It’s been a year since I cried out to the Universe that I was lost. Lost in how to parent my son, Phoenix. Lost, because everything in my home was falling apart. Lost because I didn’t have a single clue what to do anymore.
A few days later my perspective changed. I had an answer, I found hope. And I was on an airplane to middle America where my son would be living in a Residential Treatment Center. It still makes me sick. Thinking about boarding that plane, terrified of the idea of him realizing what was really happening. Because if he knew he might run. If he knew he might hurt me. If he knew he might hurt himself.
I miss him.
There are days when life is so busy. Busy enough to keep my mind away from the mess that we have gone through. You can’t live everyday in the messy bits. It’s not practical. There is laundry to fold.

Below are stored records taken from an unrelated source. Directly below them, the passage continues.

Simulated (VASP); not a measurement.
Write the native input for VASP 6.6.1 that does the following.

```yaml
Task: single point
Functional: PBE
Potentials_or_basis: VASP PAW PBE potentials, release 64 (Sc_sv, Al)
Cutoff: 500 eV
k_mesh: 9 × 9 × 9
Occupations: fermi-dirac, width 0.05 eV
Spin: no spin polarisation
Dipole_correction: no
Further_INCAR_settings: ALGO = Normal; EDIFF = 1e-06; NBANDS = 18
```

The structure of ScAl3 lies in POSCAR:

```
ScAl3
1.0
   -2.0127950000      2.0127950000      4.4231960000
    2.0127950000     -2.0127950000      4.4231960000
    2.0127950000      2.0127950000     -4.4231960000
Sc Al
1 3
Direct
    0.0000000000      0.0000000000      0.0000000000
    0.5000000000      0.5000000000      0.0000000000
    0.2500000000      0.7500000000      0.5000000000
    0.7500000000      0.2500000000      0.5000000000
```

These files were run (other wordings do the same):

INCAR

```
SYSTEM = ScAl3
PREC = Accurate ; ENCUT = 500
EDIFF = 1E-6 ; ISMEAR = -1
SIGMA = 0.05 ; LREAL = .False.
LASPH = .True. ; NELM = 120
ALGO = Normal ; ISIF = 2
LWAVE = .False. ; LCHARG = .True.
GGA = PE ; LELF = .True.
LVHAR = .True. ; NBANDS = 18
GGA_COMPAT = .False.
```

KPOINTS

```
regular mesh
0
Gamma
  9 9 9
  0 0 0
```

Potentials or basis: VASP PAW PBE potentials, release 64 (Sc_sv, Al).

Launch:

But there are other days. Days when I run into the woman I haven’t seen in 3 or 4 years. A person from my past. A person who knew me before I was undone in a million ways. And the woman asks so kindly, so gently, about Phoenix (because that has always been the story, since the day the kids came home). And my eyes fill so fast, I catch my breath. How can one woman saying his name take me back to the days where everything began to unravel for me? I take her hand and thank her for asking. About him. My son.
Or days when my dear friend, who was here for a visit, asks several days into the trip, ‘Isn’t it weird that we haven’t talked about P yet since I’ve been here?’ And my eyes are full again. Because it is the easiest way to say my heart is broken. Words don’t always fill in the parts the same way tears do. And I know if I start talking everything gets all fuzzy again for my heart.
And sometimes speaking is just too hard.
Phoenix recently completed the 8th grade and is officially entering the 9th grade.
This is so big for our family. It means Phoenix made a healthy choice. And I want to read into it. I want to read so far into it I’ll get lost because if I do, maybe that means he can come home. And if he comes home then he can still have a chance at a childhood, living with his family. Which is the only thing I really ever wanted for him.
But I shouldn’t read into things anymore. Just like speaking can be too hard sometimes, so can letting go of the things we want most.
It is still too hard for me to let go of the things I want most.
I want Phoenix at home. I want him to know his family. I want him to be strong. I want him to know he is lovely.
It is hard when the things we want most are out of our control. When all we can do is release our desires and fears and hopes and dreams and see what happens next.
A year later I am waiting to see what happens next.
To see what happens when hope remains, when broken hearts teeter out into healing.